Tibet was tense as I touched down, and understandably so. That spring was the fiftieth anniversary of the Dalai Lama’s escape to India and the birth of the Free Tibet movement. Protests had erupted on previous anniversaries of the escape, and I knew the Chinese bureaucrats in Lhasa were braced for more. I was prepared to see a tightly controlled city.

Lhasa is surrounded by space — miles and miles of empty, arid terrain. It reminded me of Ireland, where my parents had emigrated from in the fifties. Ireland’s countryside is famously lush, but when you are walking through its blue-black hills late at night, without a porch light or a spark of electricity visible, the loneliness of the place can make you shiver. I’ve always thought of superstition and ghost stories as beginning in places like these, places where the landscape seems indifferent or ready to devour you.
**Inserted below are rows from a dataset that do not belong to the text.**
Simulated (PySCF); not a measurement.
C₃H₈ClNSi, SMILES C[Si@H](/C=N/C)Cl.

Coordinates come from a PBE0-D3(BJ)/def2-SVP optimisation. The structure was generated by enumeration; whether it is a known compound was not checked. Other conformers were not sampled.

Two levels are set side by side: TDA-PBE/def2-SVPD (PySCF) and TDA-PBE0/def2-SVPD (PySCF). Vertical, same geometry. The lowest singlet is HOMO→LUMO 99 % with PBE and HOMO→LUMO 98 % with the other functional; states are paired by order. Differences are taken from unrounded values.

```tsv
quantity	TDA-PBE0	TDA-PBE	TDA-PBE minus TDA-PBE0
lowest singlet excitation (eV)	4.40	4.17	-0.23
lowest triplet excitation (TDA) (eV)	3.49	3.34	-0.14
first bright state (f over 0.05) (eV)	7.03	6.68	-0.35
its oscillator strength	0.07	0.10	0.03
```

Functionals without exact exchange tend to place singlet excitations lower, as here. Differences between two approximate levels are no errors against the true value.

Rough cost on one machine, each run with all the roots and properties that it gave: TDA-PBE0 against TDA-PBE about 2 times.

My father used to tell me about a family friend who told him he would meet him at “the Hand” when he was dead. The Hand was a local crossroads, and months after the man’s death, when my father was walking home from a party, he saw the family friend there. My father is not a superstitious person, but he swore that he’d met that one spirit.

Empty landscapes produce ghost stories. And faith.

In my first days in Lhasa, I had that feeling I’d gotten in Ireland. I was struck by how tangible the Buddhist faith was there. In a place where you could be arrested for possessing a picture of the Fourteenth Dalai Lama, Tibetan women prostrated themselves in a square near the Potala Palace, their faces to the ground. I walked with young men doing their circuit around the Jokhang Temple at the centre of Lhasa, their faces grimy and exhausted. I saw impossibly old women — bent over at the waist from age — climb the floors of the Potala Palace. It seemed like a large risk to their health. Yet in their faces was blissful happiness. Many were crying.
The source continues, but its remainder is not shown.